The pathway to enlightenment is for most of us very experiential.
While you may accept the philosophical concepts that are handed down with meditation - a belief in the reincarnation of the soul; the stateless state of nirvana; a sense of dharma, that there is a code of right and that when we follow the highest good we become the highest good; cycles and theories of cosmic evolution; the different lokas and planes of reality - while we may acknowledge that all of these things exist to some extent, what really brings us forward on the pathway to enlightenment is the need for spiritual experiences and visions.

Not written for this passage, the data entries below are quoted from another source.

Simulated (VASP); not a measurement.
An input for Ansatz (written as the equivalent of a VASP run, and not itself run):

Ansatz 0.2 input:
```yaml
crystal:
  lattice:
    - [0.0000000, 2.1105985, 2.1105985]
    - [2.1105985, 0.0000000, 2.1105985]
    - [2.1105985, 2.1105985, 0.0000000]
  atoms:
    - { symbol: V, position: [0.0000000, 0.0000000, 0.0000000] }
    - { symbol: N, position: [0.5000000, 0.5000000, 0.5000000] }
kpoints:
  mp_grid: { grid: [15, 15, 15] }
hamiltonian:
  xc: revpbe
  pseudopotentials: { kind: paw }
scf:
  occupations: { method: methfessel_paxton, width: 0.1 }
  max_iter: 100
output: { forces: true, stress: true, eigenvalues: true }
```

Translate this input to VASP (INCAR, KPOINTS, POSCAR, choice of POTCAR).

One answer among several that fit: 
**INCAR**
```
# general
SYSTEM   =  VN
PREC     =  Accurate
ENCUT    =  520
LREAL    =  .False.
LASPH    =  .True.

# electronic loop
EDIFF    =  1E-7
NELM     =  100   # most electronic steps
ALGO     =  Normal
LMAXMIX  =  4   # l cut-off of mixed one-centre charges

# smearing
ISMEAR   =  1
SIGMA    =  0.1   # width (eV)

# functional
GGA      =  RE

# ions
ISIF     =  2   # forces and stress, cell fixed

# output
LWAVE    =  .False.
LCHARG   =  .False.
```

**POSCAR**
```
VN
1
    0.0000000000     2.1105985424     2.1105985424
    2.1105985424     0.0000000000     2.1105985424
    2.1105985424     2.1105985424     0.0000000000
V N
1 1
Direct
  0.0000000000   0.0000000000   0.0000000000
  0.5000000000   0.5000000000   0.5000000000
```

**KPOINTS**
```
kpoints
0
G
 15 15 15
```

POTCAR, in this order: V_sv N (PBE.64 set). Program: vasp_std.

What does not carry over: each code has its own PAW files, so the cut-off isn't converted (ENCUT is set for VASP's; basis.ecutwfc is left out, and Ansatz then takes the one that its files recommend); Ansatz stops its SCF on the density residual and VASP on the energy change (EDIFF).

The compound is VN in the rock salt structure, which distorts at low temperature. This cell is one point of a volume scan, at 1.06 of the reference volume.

Spiritual experiences fall into many different classifications. The most common type of spiritual experience is the one that you're having at the moment. We call it life. We're not apt to think of life as a spiritual experience. We feel that life, as we've come to know it, is flat or bland. But life for one who has not lived is a spiritual experience. It is not so much that life is flat or bland, it's just that we see it that way. Or perhaps it would be more accurate to say that we don't see it.
Life is energy, constantly moving, changing, recycling, becoming new. The energy of eternity takes on countless new forms and we experience them. We experience them through our senses, through our mind, through our reflections, through our emotions and through our spiritual bodies.
It's enough sometimes. It's enough to watch, to sit in front of a fireplace and listen to the crackling of the wood and stare into the flame and to contemplate immortality, without thinking about it too much.
The spiritual experience of life is never ending. As you sit listening to me, you're having a spiritual experience. Later, in the day or the evening, your spiritual experience will continue. Life will precisely direct you through a variety of different experiences. These experiences are not the experience. The experiencer has left and gone someplace else. There are no plans to dream, no visions to keep. These experiences are the beginning and end of existence because that's all there really is.
We sit on an island in the middle of eternity, thinking to ourselves how important we are because we sit on an island in the middle of eternity, not knowing all the while that eternity is an island. We feel we've come to know something, that as perceivers with intelligence we've developed clarity and order and form, but we're only an island. The island of eternity.
We wait. We wait for our loves, we wait for our completion, we wait for the fulfillment of our desires. We wait with hope, apathy, resignation, belief. We become despondent, elated; we wait. We wait for the final experience, the vision, the dream quest that will lead us above the ebb and flow of this life and will place us into that which we have not experienced, that which is new, that which will command all of our attention to the point of complete absorption.
Life is the only spiritual experience there is, life and death. Death is but another part of life. There is no beginning and there is no ending. We're marvelously eternal. And our perception of existence changes as we change, which changes existence. Perception not only defines existence, but it creates existence. It gives it form. Without perception, there is no existence.
When we dream, we create. All of life is a dream or a series of waking dreams. We dream our surroundings, we dream our friends, our relations, we dream our bodies, we dream our dreams. There is no beginning and there is no end. Some days there's not even a middle.